Webhooks & alerts
Push error, acknowledgement and resolution events to Slack, Zendesk or your own endpoint.
Webhooks push events from error.page to wherever your team already works — Slack, Zendesk, PagerDuty, or your own HTTP endpoint — so an incident reaches you without anyone watching a dashboard.
Webhooks are a Business-plan feature.
Events
| Event | Fires when |
|---|---|
error.created |
A new incident is seen for the first time |
incident.acknowledged |
Someone acknowledges an incident |
incident.resolved |
An incident is resolved — manually, by auto-resolve, or on a production release (payload includes release when applicable) |
incident.regressed |
A resolved incident recurred — high severity (severity: high) |
Adding an endpoint
From Webhooks in the dashboard, add a destination URL. error.page generates a signing secret for it. Choose which events it should receive.
Delivery & security
- Deliveries are queued and retried with exponential backoff, so a brief outage at your endpoint doesn't lose events.
- Every request is signed with an HMAC-SHA256 signature derived from your endpoint's secret. Verify it to be certain the payload really came from us:
signature = HMAC_SHA256(secret, raw_request_body)
Compare it (in constant time) against the signature header on the request.
- Endpoint URLs must be HTTPS and are checked against SSRF protections — private and reserved IP ranges are rejected, so a webhook can't be pointed at internal infrastructure.

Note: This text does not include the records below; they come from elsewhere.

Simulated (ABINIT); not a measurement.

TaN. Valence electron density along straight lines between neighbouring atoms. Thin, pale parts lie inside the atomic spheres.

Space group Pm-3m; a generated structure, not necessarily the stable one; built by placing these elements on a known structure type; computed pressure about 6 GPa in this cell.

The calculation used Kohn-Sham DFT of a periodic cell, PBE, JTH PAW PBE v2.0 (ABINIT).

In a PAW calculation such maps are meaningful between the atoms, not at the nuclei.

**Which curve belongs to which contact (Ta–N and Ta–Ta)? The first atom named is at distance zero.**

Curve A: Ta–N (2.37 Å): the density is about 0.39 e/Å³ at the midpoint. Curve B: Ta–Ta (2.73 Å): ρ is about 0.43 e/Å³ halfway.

- After repeated failures an endpoint is automatically disabled so a dead URL doesn't retry forever. Re-enable it once fixed.
Slack & Zendesk
Point a webhook at a Slack incoming webhook URL and events arrive as formatted messages. For Zendesk or other tools, use their inbound webhook/trigger URL — the JSON payload contains the incident type, message, count and a link back to the dashboard.
Delivery log
Each endpoint keeps a log of recent deliveries with response status, so you can confirm events are arriving and debug failures.